Access brokered blast radius is the amount of infrastructure a user can reach once a session is established through a broker or gateway. The smaller the reachable set, the less damage a compromised session or overbroad entitlement can cause.
Expanded Definition
Access brokered blast radius describes the reachable infrastructure set that an agent, service account, or human obtains after authenticating through a broker, gateway, or access proxy. In NHI security, the term is less about the login itself and more about what the authenticated session can actually touch, invoke, or modify.

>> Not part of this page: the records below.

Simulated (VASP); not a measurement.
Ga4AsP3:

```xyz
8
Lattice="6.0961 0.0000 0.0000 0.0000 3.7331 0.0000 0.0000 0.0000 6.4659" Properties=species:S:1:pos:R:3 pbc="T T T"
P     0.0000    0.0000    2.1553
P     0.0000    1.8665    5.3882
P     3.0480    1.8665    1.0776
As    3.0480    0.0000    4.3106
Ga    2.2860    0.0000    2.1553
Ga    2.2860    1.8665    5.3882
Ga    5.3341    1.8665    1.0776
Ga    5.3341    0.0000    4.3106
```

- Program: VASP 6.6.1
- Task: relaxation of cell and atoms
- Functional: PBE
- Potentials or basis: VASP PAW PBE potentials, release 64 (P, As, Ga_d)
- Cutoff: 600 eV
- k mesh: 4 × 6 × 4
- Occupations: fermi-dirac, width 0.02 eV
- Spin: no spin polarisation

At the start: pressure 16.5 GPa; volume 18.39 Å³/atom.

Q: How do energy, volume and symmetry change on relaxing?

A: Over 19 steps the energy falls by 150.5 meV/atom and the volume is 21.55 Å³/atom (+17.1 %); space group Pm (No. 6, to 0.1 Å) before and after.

Definitions vary across vendors because some products measure network reachability, while others emphasize tool permissions, application scope, or downstream API paths. The practical NHI interpretation aligns with least privilege and segmentable trust boundaries: a broker should reduce exposure by narrowing session scope, not simply concentrate access behind another control point. Guidance in the OWASP Non-Human Identity Top 10 and NIST SP 800-53 Rev 5 Security and Privacy Controls both reinforce that access scope must be bounded, reviewable, and revocable.
The most common misapplication is treating the broker as the control outcome, which occurs when teams assume gateway authentication alone prevents lateral reach across overly broad routed resources.
Examples and Use Cases
Implementing access brokered blast radius rigorously often introduces routing and policy complexity, requiring organisations to weigh tighter containment against added operational overhead and troubleshooting effort.
- A CI/CD runner connects through a broker that only exposes deployment APIs for one namespace, reducing the impact if the runner token is stolen.
- An AI agent is allowed through a gateway to query one ticketing system and one knowledge base, but not production databases or cloud consoles.
- A privileged vendor session is brokered into a jump environment with time-limited reach to a single host group, rather than the full subnet.
- An NHI monitored in the Ultimate Guide to NHIs is segmented so that token compromise cannot automatically extend into secrets stores or admin APIs.
- A service account authenticated through a zero-trust access layer is restricted to one workload path, consistent with the session containment logic described in 52 NHI Breaches Analysis.
Why It Matters in NHI Security
Brokered access can create a false sense of safety if organisations focus on authentication and ignore session scope. When a compromised token, API key, or AI agent credential is accepted by a broker, the resulting blast radius determines whether the incident is a contained event or a broad operational outage. NHIMG research shows that only 5.7% of organisations have full visibility into their service accounts, which makes unreachable scope difficult to prove and harder to audit.
This term is especially important for NHI programs because NHIs frequently outnumber humans and often carry excessive privileges, so a single overbroad broker rule can expose multiple systems at once. Broker logs, entitlement review, and path-specific allowlists should show not just who connected, but what was reachable during the session. The most effective containment models pair brokered access with short-lived credentials, narrow resource mappings, and explicit deny rules for lateral movement. Organisations typically encounter the consequences only after a stolen session is used to enumerate adjacent systems, at which point access brokered blast radius becomes operationally unavoidable to address.
Standards & Framework Alignment
This section maps relevant standards and security frameworks to the operational risks and controls described in this guidance.
OWASP Non-Human Identity Top 10 address the attack and risk surface, while NIST CSF 2.0, NIST SP 800-63 and NIST Zero Trust (SP 800-207) set the governance and control requirements practitioners need to meet.
| Framework | Control / Reference | Relevance |
|---|---|---|
| OWASP Non-Human Identity Top 10 | NHI-04 | Addresses overbroad NHI access paths and session scope containment. |
| NIST CSF 2.0 | PR.AC-4 | Least-privilege access should constrain what a session can reach after authentication. |
| NIST SP 800-63 | Identity assurance is separate from the scope of what a session may access. | |
| NIST Zero Trust (SP 800-207) | Zero Trust requires explicit, resource-specific authorization for each session. |
Limit brokered sessions to the smallest reachable resource set and review path exposure regularly.